5. Griftlands (Switch)

One of the coolest roguelikes in quite some time is also one of the worst-tutorialized — especially on Switch, where navigating an interface that was clearly designed for a mouse and keyboard feels like learning a new language. But players who push themselves over that initial hump will be rewarded not just with a super crunchy and flexible deckbuilder, but also with an ambitious experiment in interactive storytelling. “Moral choices” became cliché a couple of generations ago, and they’re so mundane at this point that we barely even register them, but they’re a natural fit for a roguelike where there are actual reasons to act in self-interest because hours of work can be undone in a second. The way that necessity funneled me down uniquely dark corridors throughout every single Griftlands run had me thinking that the roguelike genre has only just scratched the surface of what it’s capable of.


4. Returnal (PS5)

Here’s one for my very specific and weird taste — not just a roguelike, but the git gud kind. With very little in the way of permanent upgrades, there’s no safety net in Returnal — no guarantee that the player’s time investment will ever amount to anything if they don’t learn the enemy attack patterns and find a play style that suits them. The visual design and ambience strongly reminded me of Metroid Prime, and I was particularly impressed with how some of the more sprawling biomes (particularly the second and third) were able to maintain a sense of place even amid the procedural generation. The plot eventually indulges in one of my least-favorite tropes, but it’s also kept vague enough that you can largely just ignore the implications of what the story is actually about and just enjoy the protagonist’s downward spiral as a sort of tone piece. This is the first AAA roguelike that I’m aware of, and that alone makes it worth a look. That it looks and plays as good as it does only sweetens the deal.


3. Halo Infinite (XSS)

In a year when we were all craving comfort food, no list of 2021’s greatest successes would be complete without mentioning the glorious return of Halo. I’m still working on the campaign (which had the audacity to release the day after Endwalker), but while I’m generally against the open-worldification of every major franchise, enormous outdoor play spaces have always been Halo‘s forte and they flourish here. And in any case, Infinite already secured its spot weeks prior when the multiplayer dropped, feeling so familiar and natural at this point that we can all practically slide into a trance while playing. This one just barely inches out Returnal purely for the fact that Infinite has Chief fall into a coma and literally sleep through all of the stupid nonsense teased in Halo 5‘s ending.


2. Deathloop (PS5)

This year I’ve become what I hate, as my top four games of 2021 are all AAA releases. Notably, they’re all entries that march to the beat of their own drum, using bigger budgets to either expand their own niches or explore new territory altogether. Deathloop feels like both of those things at once — a natural progression and crown jewel for Arkane Studios (low-key one of the best developers for years running, further perfecting their near-monopoly on the immersive sim genre here) and simultaneously something completely unique, both in terms of flow and vibe. There have been other time loop games, and there have possibly been better time loop games, but none have so perfectly captured the measured confidence of Bill Murray successfully executing a robbery in Groundhog Day just by knowing exactly when the bag of money appears and when the people around it are all looking away. No one does lived-in environments like Arkane, and the slow, simple process of getting to know Blackreef — and using that knowledge to devious effect — was one of 2021’s purest joys.

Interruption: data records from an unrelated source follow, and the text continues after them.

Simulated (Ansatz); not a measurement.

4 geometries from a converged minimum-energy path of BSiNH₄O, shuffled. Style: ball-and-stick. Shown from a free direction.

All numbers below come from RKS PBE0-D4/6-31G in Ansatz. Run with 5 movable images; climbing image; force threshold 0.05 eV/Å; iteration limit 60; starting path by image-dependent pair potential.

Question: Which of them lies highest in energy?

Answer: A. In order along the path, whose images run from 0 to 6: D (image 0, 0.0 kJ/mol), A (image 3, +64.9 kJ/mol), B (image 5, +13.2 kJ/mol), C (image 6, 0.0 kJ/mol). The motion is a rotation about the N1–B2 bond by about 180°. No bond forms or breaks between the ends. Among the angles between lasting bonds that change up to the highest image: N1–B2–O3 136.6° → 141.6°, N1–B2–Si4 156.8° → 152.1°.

1. Final Fantasy XIV: Endwalker (PC)

In isolation, I don’t know if I could actually claim that Endwalker was the single best new release that I played all year. It’s an expansion to FFXIV and comes saddled with all of the flaws inherent to it. But Endwalker doesn’t exist in isolation, and taken with the understanding that anyone who can even access this campaign is obviously okay with said flaws (or else they wouldn’t have spent hundreds of hours with the damn game to begin with) it’s not only FFXIV‘s best expansion to date, but a triumphant conclusion to what must now surely be the greatest comeback story in the history of the industry. The fact that we can now take a step back and view this enterprise as something resembling a whole — however long it’ll continue trucking along after this — means there’s no greater time to celebrate FFXIV as the monumental achievement that it is. Yoshi-P and his team (with special marks to main scenario writer Natsuko Ishikawa) have done a remarkable job of making this all feel like a carefully-laid plan, and when you consider the mess that they were handed, that’s a stunning feat.

Thank you for reading, and I hope that 2022 treats us all just a little better.